Irate investors rally in Singapore

Published October 12, 2008

SINGAPORE, Oct 11: About 600 angry investors who lost their savings because of the global financial turmoil gathered in Singapore on Saturday, urging the central bank to help them recover their money.

Many of the investors who trooped to the city-state’s Speakers’ Corner were retirees who invested their life savings in financial products linked to collapsed US investment bank Lehman Brothers and other institutions.

Tan Kin Lian, the former chief of a Singapore insurance cooperative who organised the gathering, urged the investors to bond together so that they will have a bigger chance of being heard.

He urged them to make individual affidavits and file their complaints as a group before the financial institution where they invested their money.

“If 20, 30 or 40 people make an affidavit at the same time, it will have a stronger impact,” Tan said.

The crowd included those who invested in “Lehman Minibonds” and “Merrill Lynch Jubilee Notes”. There were also those who invested in “high notes” with Singapore’s DBS Bank and Morgan Stanley “pinnacle notes.”

Lehman Brothers collapsed last month and its counterpart Merrill Lynch was bought out in a Wall Street meltdown that accelerated a global credit crisis.

Investors interviewed by AFP said they felt “cheated” and “betrayed” because the banks did not fully inform them of the risks when they were offered the financial products.
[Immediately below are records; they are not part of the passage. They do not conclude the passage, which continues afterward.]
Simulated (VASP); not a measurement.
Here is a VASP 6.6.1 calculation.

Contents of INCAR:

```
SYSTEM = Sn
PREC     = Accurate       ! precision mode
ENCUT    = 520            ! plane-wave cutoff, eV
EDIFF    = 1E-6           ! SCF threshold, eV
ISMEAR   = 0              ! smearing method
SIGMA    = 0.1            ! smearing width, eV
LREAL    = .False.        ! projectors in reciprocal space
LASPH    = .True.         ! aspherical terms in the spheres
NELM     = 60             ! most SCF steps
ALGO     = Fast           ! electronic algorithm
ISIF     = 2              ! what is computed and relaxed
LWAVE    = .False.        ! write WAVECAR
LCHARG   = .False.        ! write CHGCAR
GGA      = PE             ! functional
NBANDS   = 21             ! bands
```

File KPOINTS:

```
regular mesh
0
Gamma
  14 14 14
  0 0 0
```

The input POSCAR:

They also urged the Monetary Authority of Singapore (MAS), the de facto central bank, to order an independent investigation into the sale of credit-linked securities and to help them recover their money.

A 60-year-old woman said she risked losing 125,000 Singapore dollars (US$84,000) in life savings invested in DBS Bank “high notes”, which promised a higher interest rate than fixed deposits.

“I am a retiree, this is my retirement money,” she told AFP.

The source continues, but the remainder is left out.